How I Write

First and formost, I was slightly confused about the new blog policy (I thought I was in group 3, my bad) so this post is a week late, but I will continue posting at the correct time for group 1 starting next week! Thanks for understanding!

I have to be honest, I wasn’t exactly excited to attend last night’s “How I Write” event at first. However, I must say that I was pleasantly surprised. Professor Bacon was, by far, one of the most enthusiastic and involved speakers I have seen recently. His passion for the subject of writing was so evident, which I think was ultimately the cause of my draw towards his speech. However, the fact that he is a successful author itself didn’t grab my interest initially. As he was explaining his life story, I found myself becoming more and more impressed. He has lead such an interesting life in which he has come over a variety of different obstacles, but somehow always finds a way to remain positive and embraces these challenges. Not only, did he overcome these obstacles, but he also never wavered in his decision to become a writer which I find very impressive because I feel like I want to change my major every other day.

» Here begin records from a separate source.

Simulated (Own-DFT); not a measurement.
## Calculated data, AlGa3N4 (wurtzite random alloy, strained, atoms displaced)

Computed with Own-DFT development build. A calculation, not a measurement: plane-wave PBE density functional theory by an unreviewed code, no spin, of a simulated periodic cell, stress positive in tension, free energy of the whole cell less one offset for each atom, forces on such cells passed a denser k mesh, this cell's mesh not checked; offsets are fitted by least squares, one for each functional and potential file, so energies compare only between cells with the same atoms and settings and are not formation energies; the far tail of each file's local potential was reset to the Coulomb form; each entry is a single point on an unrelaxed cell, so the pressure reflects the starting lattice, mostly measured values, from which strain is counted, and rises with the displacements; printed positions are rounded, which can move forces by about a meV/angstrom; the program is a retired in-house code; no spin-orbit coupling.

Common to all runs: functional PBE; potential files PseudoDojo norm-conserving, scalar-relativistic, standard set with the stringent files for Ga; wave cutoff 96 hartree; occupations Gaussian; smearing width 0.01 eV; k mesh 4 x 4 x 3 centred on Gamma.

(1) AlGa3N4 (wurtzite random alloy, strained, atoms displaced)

In addition to his really inspiring speech, he gave us some great advice that I think can be summed up in this picture:

Keep Calm and Write Your Damn Book

Bacon really pushed the idea of just simply writing. Write when you’re bored, write for fun, write for an hour a day. I mean, that’s how he started writing, and look at him now! His story how he first began writing was hilarious. Not necessarily for content value, but more-so for his ability to relate to us as students. I am sure I am not the only person here who has come home from a party and remembered that I needed to submit a homework assignment before the next morning…I have to say, that was probably not my best work, but hey, it’s a first draft. I think that this is what Bacon was going for: EVERY first draft is shitty. Regardless of your writing conditions or mind capacity at the time of writing, your first draft is never going to be flawless. Even your final draft may never be flawless entirely, and I think that this is the take-home message of Bacon’s talk. Just write. And I think I might be taking a bit of his advice.